The U2 song that Bono initially wrote for Nina Simone: “To me, it’s like a prayer”

In the late 1980s and early 1990s, U2 realised that commercial success didn’t always mean creative satisfaction.

Fatigue and tensions became a mainstay of U2’s years post The Joshua Tree, and feeling out of sorts when it came to creative expression started to weigh them down. As Larry Mullen Jr put it, they were at one point the biggest band there was, but they were in no way, shape, or form the best, and it sparked a frustration like no other.
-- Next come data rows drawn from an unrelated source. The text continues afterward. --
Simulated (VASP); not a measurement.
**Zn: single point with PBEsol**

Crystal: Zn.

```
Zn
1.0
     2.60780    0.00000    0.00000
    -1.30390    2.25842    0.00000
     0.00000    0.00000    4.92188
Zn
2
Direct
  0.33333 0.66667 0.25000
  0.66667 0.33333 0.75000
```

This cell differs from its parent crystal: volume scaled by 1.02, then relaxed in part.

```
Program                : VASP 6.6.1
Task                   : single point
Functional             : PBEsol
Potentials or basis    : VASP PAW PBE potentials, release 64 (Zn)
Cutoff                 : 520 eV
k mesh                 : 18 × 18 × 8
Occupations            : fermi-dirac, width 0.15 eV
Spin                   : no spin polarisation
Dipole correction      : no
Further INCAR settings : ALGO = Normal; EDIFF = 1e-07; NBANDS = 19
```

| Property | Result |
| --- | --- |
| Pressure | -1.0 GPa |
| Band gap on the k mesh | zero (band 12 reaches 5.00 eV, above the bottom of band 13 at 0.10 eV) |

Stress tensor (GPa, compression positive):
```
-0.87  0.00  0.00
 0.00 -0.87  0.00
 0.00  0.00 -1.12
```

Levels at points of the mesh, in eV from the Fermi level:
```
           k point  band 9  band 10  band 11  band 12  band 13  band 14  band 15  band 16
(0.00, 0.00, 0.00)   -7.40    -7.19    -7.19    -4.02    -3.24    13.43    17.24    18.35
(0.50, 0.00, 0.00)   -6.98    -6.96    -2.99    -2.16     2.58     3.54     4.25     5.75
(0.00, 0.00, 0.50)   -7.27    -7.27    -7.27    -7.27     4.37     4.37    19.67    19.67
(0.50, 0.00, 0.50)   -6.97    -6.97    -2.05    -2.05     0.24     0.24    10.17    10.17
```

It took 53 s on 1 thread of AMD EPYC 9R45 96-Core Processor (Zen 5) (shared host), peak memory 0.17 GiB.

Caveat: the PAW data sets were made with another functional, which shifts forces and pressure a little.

Throughout the Lovetown Tour at the tail-end of the decade, the band went through a major re-evaluation when it came to the kind of legacy they wanted, and it started with realising that the one they already had wasn’t it, with Bono revealing to their audience at their last show, they needed to go away and think about their own identity.

However, after that realisation came the struggle of not knowing where to start; establishing a new creative direction was the primary challenge at first, which Bono addressed by looking outward at his own influences, letting different sounds guide the kind of music he wanted to be a part of. He also naturally became closer to The Edge through this reshuffle, and the pair became primary songwriters away from the rest of the group, forming a microcosm of the two.

With a handful of demos and a gravitation towards experimentation, Achtung Baby was finally in motion, but what they probably hadn’t prepared for was the personal challenges they’d face during the creation of the record. At first, disagreements about which direction they should go in cause much exasperation, added to the fact that they chose isolation from their families to focus on the project, and hence, morale started to plummet.

Worried they hadn’t made any progress and couldn’t figure out what they were doing, the much-needed turning point occurred when they wrote ‘One’, which provided the necessary reassurance that they were on the right track. But The Edge was also battling his own problems, having just separated from his wife, and his moment of emotional and musical release came with ‘Love Is Blindness’, a song that Bono originally wrote for Nina Simone.

It took a while to get there, though, as alongside their voluntary isolation during recording was the attitude that distraction was good for creativity. If a musician were working alone, the others would use distraction as a tool to push them away from a ‘predictable path’. The Edge hated this and took matters into his own hands by telling them to leave him alone, and the solo that followed ended up being the one they used on ‘Love Is Blindness’.

As Bono recalled to the LA Times: “It was written for Nina Simone, and we just started playing it one night, and the band liked it, so we decided to put it on the album. But the best thing about the record is Edge’s guitar playing. To me, it’s like a prayer.”

Achtung Baby is lauded as a masterpiece, which, all things considered, is hard to argue against, but it was also a complete and utter mess from start to finish, A mixture of clashing visions and over-ambiguous themes and images getting in the way of U2 becoming the version they felt they deserved to be. However, through the chaos came accidental excellence, the rawness of many of the songs carrying the emotional core that has cemented it as a timeless piece of material in their catalogue.